To make Canberra a world-class and diverse job environment the ACT Labor-Greens government should recognise more highly the value of private sector jobs and economic growth and shed its complacency towards the gift that is commonwealth government employment and procurement. Sensible approaches to bring this about would include promoting and supporting Canberra’s private sector, attracting and retaining ideas and talent, fostering a strong culture of entrepreneurship and creativity, and undertaking a serious red tape reduction program.
Unfortunately, retention is another problem we face with our educated population leaving for broader horizons for fear of lack of choice in the employment sector here. The approach our government currently pursues does not adequately celebrate Canberra’s many advantages—top-ranked universities, national cultural institutions, a highly educated population, natural and man-made beauty, and an enviable lifestyle.

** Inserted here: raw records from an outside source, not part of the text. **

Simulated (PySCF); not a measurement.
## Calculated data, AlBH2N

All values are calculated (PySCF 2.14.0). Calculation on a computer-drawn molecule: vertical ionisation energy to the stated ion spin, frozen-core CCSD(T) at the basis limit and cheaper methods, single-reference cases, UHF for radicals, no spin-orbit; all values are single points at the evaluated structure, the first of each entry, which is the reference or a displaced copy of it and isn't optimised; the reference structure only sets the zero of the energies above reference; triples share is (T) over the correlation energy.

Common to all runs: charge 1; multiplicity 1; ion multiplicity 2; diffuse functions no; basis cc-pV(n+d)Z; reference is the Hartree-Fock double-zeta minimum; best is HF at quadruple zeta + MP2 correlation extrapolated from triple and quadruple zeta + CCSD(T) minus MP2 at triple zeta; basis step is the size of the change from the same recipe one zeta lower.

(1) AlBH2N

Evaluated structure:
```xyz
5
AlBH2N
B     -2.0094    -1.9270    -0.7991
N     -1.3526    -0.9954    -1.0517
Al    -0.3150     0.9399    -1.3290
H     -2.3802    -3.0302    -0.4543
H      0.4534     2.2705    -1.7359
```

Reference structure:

It is frustrating to see a lack of real action from the Labor-Greens government in the budget announced today towards creating and facilitating a diversity of jobs and opportunities for all Canberrans. The Leader of the Opposition has been calling for this as a priority. My commitment as shadow minister for jobs and workplace affairs is to keep an open mind when it comes to thinking about what the jobs market will look like in one, five or 20 years. I will continue my discussions with the private sector to explore their needs and investigate what inhibits their growth.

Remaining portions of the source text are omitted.